This is smaller than for admissions in law school, though still practically meaningful and statistically significant, but this actually understate the racial preference in favor of blacks in hiring at large law firms, where the median wage is much higher than in smaller firms. First, this regression is based on data from a survey that people take a few years after they graduated, but as the author of this paper points out, the rate of attrition at law firms is much higher for blacks than for whites. This presumably means that the coefficient in the figure I reproduced above underestimate the preference of large law firms for blacks, especially since the associates who leave in the first 2-3 years are presumably more likely to have a low GPA and not to come from an elite law school. Indeed, when the author performs the same regression on a dataset based on a survey taken immediately after graduation, he finds a standardized coefficient of 0.18, i. e. nearly twice as large. Moreover, the analysis also shows that whether you graduated from an elite law school had a very large positive effect on your chances of working in a large law firm, but we have also seen that elite law schools had a huge preference for blacks in admissions. So, in the case of blacks, the preference for applicants from elite law schools on the part of large firms is to a large extent de facto a preference for blacks. So the preference for blacks on the part of large law firm is still significantly larger than the bias found by the study about local government officials. However, according to this paper, it seems to be limited to large law firms. Race does not seem to be a factor in hiring for smaller law firms.

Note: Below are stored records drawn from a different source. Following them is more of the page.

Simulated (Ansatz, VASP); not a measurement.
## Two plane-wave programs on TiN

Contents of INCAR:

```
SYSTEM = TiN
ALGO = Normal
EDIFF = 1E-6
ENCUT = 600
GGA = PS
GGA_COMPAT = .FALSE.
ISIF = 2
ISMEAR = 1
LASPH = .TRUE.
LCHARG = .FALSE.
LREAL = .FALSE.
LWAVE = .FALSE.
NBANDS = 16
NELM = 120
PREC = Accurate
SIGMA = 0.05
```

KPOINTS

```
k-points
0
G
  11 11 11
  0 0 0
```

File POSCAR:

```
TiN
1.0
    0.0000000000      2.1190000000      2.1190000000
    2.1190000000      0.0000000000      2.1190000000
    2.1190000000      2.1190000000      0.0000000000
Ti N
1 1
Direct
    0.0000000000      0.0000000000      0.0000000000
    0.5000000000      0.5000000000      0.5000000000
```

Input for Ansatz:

Note that, unlike many American liberals, black associates in large law firms seem to be well aware of the existence of such racial preferences, as the results of a survey which can be found in the same paper show.It is true that, unlike the effect found in the study about discrimination by public officials, the effect of race in hiring at large law firms is probably large enough to be detected easily.

Anyway, I could probably go on like that for a while, but you should get the idea by now. The authors of the study Wolfers talked about in the New York Times found it surprising, in view of their result, that many Americans believe that reverse discrimination, i. e. anti-white discrimination, has become common in the US. But this is just because, unlike them apparently, many Americans don’t live in a parallel universe. As I said above, anti-black bias, while it no doubt exists and has adverse effects on the well-being of black people, is usually extremely modest and only explains a relatively small part of the various black/white disparities that can be observed in US society. On the other hand, a very large pro-black bias exists in a variety of settings, although it presumably benefits mostly middle-class/upper middle-class blacks. (The fact that black people in the US have a very different experience depending on their socio-economic status is another important fact which is obscured by the obsession of American liberals with race. This is true despite the fad of “intersectionality”, which in practice mostly serves to make everything about race.) We live in a world where the whole elite, from CEOs to movie stars, but also journalists, academics, etc., is constantly pandering to antiracist nonsense, where antiracism has become a multi-billion dollar industry (just consider that Google alone has spent $265 million to promote “diversity” since 2014), but somehow liberals still believe white supremacy reigns supreme.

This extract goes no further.